Following the setting up of an official Kuwait stock exchange in 1997, the United Arab Emirates is now the only country in the GCC that does not have an official stockmarket. But potential investors, impatient at the delay, have gone ahead with a succession of public share issues despite not having an adequate financial infrastructure that a bourse would give. Fifty per cent of the shares traded on the unofficial stock exchange in the UAE are those of the forty eight banks of the UAE, another third is made up by the shares of the national telecoms company Emirates Telecommunications Company (Etisalat) and the rest is made up of public offerings such as the Abu Dhabi Islamic bank, Emaar properties, the Oasis International Leasing Company, Dubai investments, the National Corporation for Tourism and Hotels and Dubai National Insurance. All shares are sold through nine licensed brokers within the Emirates.

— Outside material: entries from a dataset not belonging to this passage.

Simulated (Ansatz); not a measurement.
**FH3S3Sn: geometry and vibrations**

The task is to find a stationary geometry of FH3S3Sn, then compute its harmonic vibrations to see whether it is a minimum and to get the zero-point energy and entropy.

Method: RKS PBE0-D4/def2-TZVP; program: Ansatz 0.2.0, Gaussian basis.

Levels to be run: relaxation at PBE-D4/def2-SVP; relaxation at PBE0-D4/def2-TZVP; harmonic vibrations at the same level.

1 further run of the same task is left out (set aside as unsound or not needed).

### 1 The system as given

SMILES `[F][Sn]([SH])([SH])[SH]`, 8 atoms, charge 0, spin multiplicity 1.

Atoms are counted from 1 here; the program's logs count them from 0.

The UAE's unofficial stockmarket had a capitalisation in 1997 of above twenty one billion dollars, making it the third highest after Saudi Arabia and Kuwait. It accounts for seventeen per cent of the GCC total of one hundred and twenty eight billion. Having seen unprecedented growth of over sixty per cent over the last twelve months according to the Emirates Bank Group index, who monitor UAE stock transactions.

With the unofficial stock market doing so well, there is a temptation for investors and potential investors to risk much more than they can afford to finance stock purchases, which they see as a quick and easy way of increasing their wealth. This is evidenced by the fact that nearly a third of all recent public offerings, have been financed by bank loans taken out by individuals, who, are anxious not to miss what is seemingly a quick way of making a profit, are investing in these new stock offerings.

This is very worrying, for should the market to decline and share values fall below the initial purchase price, many people will find they will not be able to repay their loans or meet their interest payments. This would lead banks to make make larger provisions for bad debt, bearing in mind that they to are quoted stocks too, this will undoubtedly lead to a further decline in the value of shares on the unofficial exchange.

While it is no bad thing to want to invest for the future, it is non-the-less wise to do so prudently, therefore the sooner a formal stockmarket is established with proper regulation, full transparancy and the outlawing of credit based dealings is established the better. Otherwise the insufficiency of information, insider trading and credit transactions that are a feature of the current unofficial stockmarket may create an investment bubble that could burst. leaving many ordinary citizens with bad debts and cause the economy to slow.

Let us not forget The Souq Al Manakh crisis in Kuwait in the 1980's that was caused by some of the same factors we are beginning to see here in the UAE.